Christopher Alexander – Fundamental Property 1: Levels of Scale
I spent a couple of hours trying to find alternative images to those in the book. The concrete one was easy to find, the rest not … so I gave up trying. The images in the book (especially the living ones) are too subtle to easily replace. So I opted to scan a few samples (this chapter, and the next 14 are filled with many more visual examples). I have picked out a bare minimum to support the core idea.
“The first things I noticed when I began to study objects which have life, was that they all contain different scales. … the centers these objects are made of tend to have a beautiful range of sizes, and that these sizes exist at a series of of well-marked levels, with definite jumps between them.
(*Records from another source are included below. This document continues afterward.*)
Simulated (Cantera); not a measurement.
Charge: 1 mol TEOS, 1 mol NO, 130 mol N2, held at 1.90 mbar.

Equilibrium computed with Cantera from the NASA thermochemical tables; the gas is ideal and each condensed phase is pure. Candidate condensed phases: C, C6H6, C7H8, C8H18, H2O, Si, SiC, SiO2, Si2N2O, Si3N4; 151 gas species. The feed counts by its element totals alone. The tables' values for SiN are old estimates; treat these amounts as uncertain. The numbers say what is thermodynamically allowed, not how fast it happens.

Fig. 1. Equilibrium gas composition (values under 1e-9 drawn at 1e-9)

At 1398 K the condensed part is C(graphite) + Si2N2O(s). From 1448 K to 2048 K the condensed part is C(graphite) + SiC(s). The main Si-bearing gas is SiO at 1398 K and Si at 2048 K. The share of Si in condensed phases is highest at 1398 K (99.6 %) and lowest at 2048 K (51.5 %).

… If you capture any two things, one with more life and one with less, it is very likely that the one with more life will have better levels of scale in it … consider the following pairs of doors … both … have parts of different sizes … but the door on the right has a variety of sizes which is more dramatically differentiated, more ‘extended’ along the range of scale than the door on the left. It has three sizes of panels, it has a gradation of scale from the bottom to the top.
… In the right-hand door, we experience the levels more deeply … First, there actually are more levels … [and] the degree to which the centers help each other … the actual life of each center comes about because it is enlivened by the size and position of the next larger center which lies near it, and by the size and position of the next smaller center which lies near it.
In the left hand door the detail is there – but the detail isn’t doing anything to create life in the largest centers, and is therefore almost meaningless.
It is also extremely important that to have levels of scale within a structure, the jumps between different scales must not be too great … if we look at the concrete wall in the picture below … the wall [is] a center … we also see small individual centers (bolt or boltholes) … [they] are too far apart in scale to be coherent with each other.
… To intensify a given center, we need to make another center perhaps half or a quarter the size of the first. If the smaller one is less than one-tenth of the larger one it is les likely to help in in its intensity.
… In the tilework at Meshed, we see this principle carried from the giant tower-like structures through many intermediate levels, all the way down to the tiles themselves. There are distinct wholes, or centers, visible at every level in between the two.
… the small centers intensify the large ones … the large centers also intensify the small ones …”
Christopher Alexander – The Nature of Order – Book 1: The Phenomenon of Life
[…] I began to notice that, next to the property of levels of scale, possibly the most important feature of a thing which is alive is that we find that the various […]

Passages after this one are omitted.